That was the question Chris Michael of the Guardian asked Yoshiaki Nishimura, the producer of “When Marnie Was There”. And Nishimura’s answer was slightly reworded and put up as a title of the article. Reading the whole article made me wonder if I clicked the bait, but Nishimura’s comment is still problematic, to say the least.

And this answer was singled out in this Independent article and further analyzed in this Verge article.

Most tweets and responses from Japanese also express concerns about this Nishimura’s ‘biased’ comment. Some are hovering questions like “what was he thinking?” and others are flatly criticizing his ignorance and sexism. However, there were some people who reacted as if the article(s) were a cultural attack against Japanese society in general – Ghibli’s producer’s extraordinary comment was a free ticket for the ignorant foreign media to play out another Japan bashing. “There are lots of female directors in Japan”, “Many of the Ghibli productions are based on the novel by female authors” etc. and “singling out this vulgar comment smells like invoking reactions by molding ‘Japan-Anime-Sexism’ narrative”.

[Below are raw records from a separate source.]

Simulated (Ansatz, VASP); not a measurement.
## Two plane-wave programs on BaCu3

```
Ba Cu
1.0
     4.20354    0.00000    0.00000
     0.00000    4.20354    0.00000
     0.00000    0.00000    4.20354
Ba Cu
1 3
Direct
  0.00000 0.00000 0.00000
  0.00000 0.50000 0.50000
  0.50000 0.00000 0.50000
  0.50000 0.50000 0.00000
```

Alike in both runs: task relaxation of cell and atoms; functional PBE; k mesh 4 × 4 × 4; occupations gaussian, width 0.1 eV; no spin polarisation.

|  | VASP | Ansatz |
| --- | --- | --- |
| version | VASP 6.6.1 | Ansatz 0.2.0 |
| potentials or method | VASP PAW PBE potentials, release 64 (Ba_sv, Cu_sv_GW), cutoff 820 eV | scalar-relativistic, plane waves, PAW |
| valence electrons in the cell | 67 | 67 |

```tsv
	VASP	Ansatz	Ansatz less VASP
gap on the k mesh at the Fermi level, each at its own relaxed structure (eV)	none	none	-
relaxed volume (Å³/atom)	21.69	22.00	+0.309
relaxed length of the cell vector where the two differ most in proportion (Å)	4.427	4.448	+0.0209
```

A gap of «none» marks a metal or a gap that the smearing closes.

This may be a typical case of “you read yourself in anyone’s text”. The article is not about Japanese society. It is about Ghibli and its director and producer. But some Japanese think, without reading it closely, it is another politically-correct-Western-journalism-attacking-us.

But if you read the whole Guardian article, you find a lot more than this sexism slur. Interestingly, the article sheds light on a rarely discussed topic about Japanese anime industry. “Ghibli is facing the hard industry truth: hand-drawn animation is ever more expensive and risky to make, especially not outsourced to cheaper countries.” In terms of production practice, Ghibli has been most conservative, or even reactionary. They relied on the skills of individual animators and artists, and the process is extremely slow and labor-intensive.

 

Marnie

 

Other production studios, which are constatnly griding out multiple TV anime series and occasional feature films, have taken numerous steps to streamline their production. Outsourcing off-shore has been a norm for many decades. CG and other tools are intoroduced and adapted rapidly. However, the processes are still labor-intensive. Because many workers (artists, illustrators, animators, special effects artists etc.) are employed on contract basis and not emplyees of particular studios, and human resource supply-and-demand balance is in completely employer’s favor, the industry labor practice in this ‘Anime Heaven’ is one of the worst you can find. The workers are often paied minimally, without no overtime pay, and most of the expences are not compensated. This practice – exploiting creators to the maximum to reduce cost while improving the visual quality – is gradually eroding the industry. Last year, Hideaki Anno (the creator of Evangelion series) expressed a concern: “I don’t know if the industry will survive another five years.” (This comment attracted emotionally charged responce from all quarters, and Anno later aplogetically said he had not meant it ‘that way’.) Henry Thurlow, the animator who worked in Japanese company for a while, told his experience here.

If you pay attention closely to credits in weekly anime programs from Japan, you may realize there are many female managers and artists invovled in any one of those projects. Judging from the whole atmosphere of the industry, it is just not about “a female director”. The industry itself is accustomed to exploiting its workers, and, in Japan, female creators are more vunerable.

UPDATE 2016.6.14

Yoshiaki Nishimura apologized for his comment via tweeter (@StudioPonoc) yesterday. He admitted he had made the comment during the interview, and wrote “‘Men tend to be idealistic while women are better in live in the real world.’ I did have such a discriminatry and biased idea, and I reflect upon myself and learn. I sincerely apologize.” Also, he made it clear that he is no longer with Ghibli (since the end of 2014).